Archive for June, 2010

Cooking Class / Paella Mixta

Thursday, June 24th, 2010

I really enjoy teaching at the Kitchen Engine in the Spokane Flour Mill. This family run kitchen store is chock full of an impressive array of everything for cooking anything! The class / teaching area is a well stocked kitchen with overhead monitors for easy viewing. In our last class we cooked a perfect paella, rich with the indescribable flavor of saffron and homemade chicken broth. This one-pan meal is great for a crowd and learning a few important techniques ensures great results.

A Cook With Us.com recipe
Paella Mixta
Seafood paella, a fragrant mixture of seafood, meat and rice originated along the Mediterranean coast of Valencia, Spain. Essentially a shepherd’s or fisherman’s pot luck meal, the carefully tended paellera set over an outdoor fire beckoned workers to a delicious meal graced with local ingredients seasonally available in the countryside.
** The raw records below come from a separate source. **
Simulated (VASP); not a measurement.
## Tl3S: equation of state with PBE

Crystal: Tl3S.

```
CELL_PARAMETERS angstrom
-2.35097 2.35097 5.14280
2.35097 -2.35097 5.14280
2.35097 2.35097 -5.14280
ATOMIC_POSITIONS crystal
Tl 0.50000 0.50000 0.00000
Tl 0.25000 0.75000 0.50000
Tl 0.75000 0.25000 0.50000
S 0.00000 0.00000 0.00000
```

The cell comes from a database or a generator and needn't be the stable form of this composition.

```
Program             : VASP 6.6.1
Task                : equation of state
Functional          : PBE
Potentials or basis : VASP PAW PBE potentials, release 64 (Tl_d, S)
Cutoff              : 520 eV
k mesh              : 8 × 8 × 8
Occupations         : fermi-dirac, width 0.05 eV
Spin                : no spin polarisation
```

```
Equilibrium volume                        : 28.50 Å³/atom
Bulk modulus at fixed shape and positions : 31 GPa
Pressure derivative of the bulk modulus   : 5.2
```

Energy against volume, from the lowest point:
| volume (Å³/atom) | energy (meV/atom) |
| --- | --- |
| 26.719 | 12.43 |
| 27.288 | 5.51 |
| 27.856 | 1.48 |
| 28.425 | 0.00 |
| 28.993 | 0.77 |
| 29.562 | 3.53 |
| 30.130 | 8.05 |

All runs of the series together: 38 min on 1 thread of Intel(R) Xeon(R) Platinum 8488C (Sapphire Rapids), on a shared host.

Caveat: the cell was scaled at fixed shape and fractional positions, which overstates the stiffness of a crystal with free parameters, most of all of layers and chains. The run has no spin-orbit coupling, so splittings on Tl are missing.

1 pinch or ½ tsp. saffron threads
¼ cup olive oil
½ lb. or more Spanish style chorizo* sausage links, cut into rounds
1 chicken cut into 2” pieces with skin intact, leave legs whole
1 med. white onion, diced
4 cloves garlic, chopped
1 cup dry white wine
6 cups rich chicken broth
1 Tbl. Bittersweet Spanish paprika
½ tsp. crushed red pepper flakes
¼ cup chopped fresh parsley
½ tsp dried rosemary
½ tsp dried thyme
3 cups short grained Spanish rice*
1 – 2 sprigs fresh rosemary
1 lb. mussels, scrubbed clean
20 large shrimp, peeled and deveined
¼ cup fresh or frozen peas
1 lemon, sliced into eighths for garnish
chopped chives or scallion for garnish

Add saffron to a half cup of warm water and allow to” bloom”. Bring chicken stock to a simmer.

Heat olive oil in the paella pan or a wide bottom skillet over med. high heat. Dry the chicken pieces and season liberally with salt and pepper. Brown the chicken well in the hot oil and remove to a platter. Brown the chorizo in the same manner and remove from pan. Add the onion to the pan and sauté until wilted, add the garlic and continue to cook and stir until soft. Take care not to burn the garlic as it will taste bitter. Add the wine and simmer until most is reduced.

Stir in the simmering chicken stock, ½ cup of saffron water, paprika, parsley, rosemary, thyme and salt. Bring to a gentle boil. Add the rice, (traditionally in the shape of a cross) fresh rosemary sprig, and peas, reduce heat to low, cook uncovered for about 10 minutes without stirring. Bury the chicken and sausage into the partially cooked rice and continue to cook uncovered for another ten minutes. ( Extra broth may be added if the rice is still hard and most of the liquid has been absorbed.) Next add the shrimp and mussels in the rice and continue to cook over low heat until the shrimp are pink and the rice is tender and the broth absorbed.
If extra liquid is needed to finish the cooking process, add only very hot water or broth as needed. When the cooking process is complete, remove pan from heat, cover, and let rest for a few minutes.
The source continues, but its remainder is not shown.